Nepal’s protectionist tariff policy aims to reduce competition for domestic manufacturers by making imported goods from India more expensive, but the outcomes across most sectors fall well short of the industrial growth that tariff protection is supposed to generate, as capacity gaps, technology deficits and continued dependence on Indian raw materials blunt the policy’s intended effect. The burden of these unmet gains falls not on protected industries but on consumers and import-dependent businesses, who pay higher prices for essential goods without receiving the corresponding domestic supply increase that would justify the cost.
Nepal’s cement sector is the argument most often advanced in favour of the protectionist model. Domestic cement manufacturers expanded output significantly over the past decade, and installed capacity now far exceeds national consumption. But the sector’s record is more complicated than the headline figures suggest. Most large infrastructure projects in Nepal continue to use cement imported from India due to certification requirements, quality consistency concerns and the inability of domestic producers to supply bulk orders reliably. Plants also import coal, gypsum and clinker, which limits the advantage of locally abundant limestone. The sector is currently in oversupply, with multiple plants forced into temporary closure, and the conditions that allowed it to grow — a bulky product expensive to transport and a locally available primary input — do not transfer cleanly to textiles, food processing or light manufacturing.

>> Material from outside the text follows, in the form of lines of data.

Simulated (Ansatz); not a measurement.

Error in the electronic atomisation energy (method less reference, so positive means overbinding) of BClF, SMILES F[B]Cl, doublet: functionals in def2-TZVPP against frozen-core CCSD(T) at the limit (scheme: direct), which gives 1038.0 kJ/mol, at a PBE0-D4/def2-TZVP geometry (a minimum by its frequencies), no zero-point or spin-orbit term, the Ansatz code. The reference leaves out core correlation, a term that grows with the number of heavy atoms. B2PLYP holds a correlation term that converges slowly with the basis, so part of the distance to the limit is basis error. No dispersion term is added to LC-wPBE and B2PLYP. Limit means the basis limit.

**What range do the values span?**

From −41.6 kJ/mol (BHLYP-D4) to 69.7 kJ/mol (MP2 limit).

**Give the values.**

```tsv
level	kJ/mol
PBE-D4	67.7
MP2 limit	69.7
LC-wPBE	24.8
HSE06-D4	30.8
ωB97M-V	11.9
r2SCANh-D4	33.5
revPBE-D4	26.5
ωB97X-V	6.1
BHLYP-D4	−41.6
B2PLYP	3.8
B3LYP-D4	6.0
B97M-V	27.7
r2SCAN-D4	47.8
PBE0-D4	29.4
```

The textile and garment sector gets tariff protection on competing Indian and Chinese imports, but production volumes remain low, unit costs are above what imports would cost without the tariff, and much of the raw material, including yarn and synthetic fabrics, is itself imported primarily from India. A tariff that raises the price of competing finished goods also raises the cost of the inputs going into domestic production. The net benefit shrinks considerably once the input side of the ledger is accounted for. The problem is compounded by enforcement: an estimated 80 percent of textile and clothing imports enter Nepal through unauthorised channels, meaning the tariff barrier is being substantially circumvented at the border before its effect on domestic producers can even be measured.
Processed food manufacturing faces the same internal contradiction. Nepal has domestic producers of biscuits, noodles, dairy products and edible oils, and tariffs give them a price buffer against Indian competition. But the vegetable oil and palm oil used in domestic food production, the sugar in confectionery, the wheat flour in packaged snacks — a large portion of these inputs is imported from India. Across-the-board tariff increases raise input costs for domestic producers alongside the prices of the Indian goods they compete with. The advantage is smaller than it appears.
What the current policy does not do is provide the complementary infrastructure that would allow protected industries to actually scale up. Industrial zones with reliable electricity supply exist in limited numbers. Road and rail connectivity between production centres and domestic markets is patchy. Skilled labour in manufacturing is constrained, partly because Nepal’s manufacturing wage rates cannot compete with Gulf or Indian labour markets for workers with technical training. Tariff protection without these supporting conditions is protection that industries cannot convert into production growth.
The cost of this mismatch lands on consumers. When protected domestic industries cannot supply demand, imports fill the gap at tariff-inflated prices. When domestic manufacturers pass their higher input costs on to buyers, consumers pay. A household buying cement, packaged food or basic textiles in Nepal pays a price that reflects both the tariff on imports and the limited domestic capacity that would otherwise bring prices down through competition and scale.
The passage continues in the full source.